Nowadays internal teams also use it to automate their own processes as well.

We’d probably go for a “push based” workflow engine, maybe based on events, mainly for latency and load reasons, but it’s something we’re ok with so far (there is a way to listen to event for some tasks though, but it’s not that easy)

If I’m not mistaken, Netflix uses it to automate video encoding for shows, but that might be outdated.

Overall, we’re pleased about it. But here are some cons about it: we wished we could split some services out (such as read only ones, or the workflow definitions from the executions, etc, but the code isn’t architecture for such an easy split: for example, pushing the result of a task computation by a worker triggers the current workflow to determine the next task to schedule, but it’s doing this internally, and not through the defined interfaces) Security of the api is not so easy, as it’s not really modular (unlike the database implementation, which is great). That point is being worked on though, so there is some hope for the future.

yeswecatan · on Aug 20, 2020

For better or worse, we ended up creating our own workflow engine at my company. Unfortunately, everyone who ends up using it hates it. We've also run into the problem where the entire process of producing our end product is encoded in the workflow. Downstream steps depends on earlier steps etc. If any part of the process changes, managing this data becomes tough.

Additionally, we have software engineers writing these workflows. Ideally we would have tooling so that those who know the process can write these things. The difficulty we have had though is making it easy to join/match up earlier parts of the process with later steps. We do this now by keeping a lot of data in the workflow and by occasionally persisting data in other places. Software engineers, not the process people, are the ones who understand the data model and how to munge everything together.

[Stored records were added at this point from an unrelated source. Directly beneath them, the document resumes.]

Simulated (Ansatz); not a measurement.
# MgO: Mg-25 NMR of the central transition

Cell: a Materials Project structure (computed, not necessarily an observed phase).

Have others dealt with this issue?

Ataraxy · on Aug 20, 2020

I've been really interested in creating my own workflow engine for personal use and I kind of had the same thought while trying to plan it out.

One approach that comes to mind to solve this sort of end user issue would be to explicitly define all inputs/outputs for the dataflow of a node as "requires" and "provides". In this manner each node would run in parallel the moment their requirements (ie. dependencies) are met. Additionally, since what each piece of data a node needs and provides is explicitly defined you could technically automatically wire nodes together without having to even really needing know the underlying data model itself.

So it just means needing to define clear unique labels for each port. In a UI a user could just drop nodes into a space which would automatically wire up to matching ports. You can then display which needs are not met and even have an interface for choosing matching nodes that fit what might be missing.

In the end all you would really need to know is how to compose the pieces of logic to get the desired outcome.

I'm a novice at this stuff though so take that with a grain of salt.

yeswecatan · on Aug 20, 2020

Yup in theory it makes sense. We do define inputs/outputs for each task and workflow but it's somewhat crude; for instance, we just check if the variable name will be available but not if a specific key is in a dictionary. We can definitely improve this though with schemas (probably json schema) and validation.

Wiring this together _without any user input_ (which is our goal) though is very, very hard. Let's say we have two parallel branches-- one that orders boxes with holes in them and another that orders shapes that can fit in those holes. When both orders are in the workflow can join and we want to put the shapes into boxes. How do we know which shape can go in each box? Maybe we have a BoxType with a list of possible shapes. This gets very complicated though when you have many attributes and care about different attributes at different stages of the process. Additionally, if the process should update the database at some point to, say, change a flag from `false` to `true` the user would need to know the underlying data model.

Ataraxy · on Aug 20, 2020

So if it's a long running task that's definitely a more complex problem that would require some sort of queue/pause/resume system presumably but I imagine the same concept could still apply.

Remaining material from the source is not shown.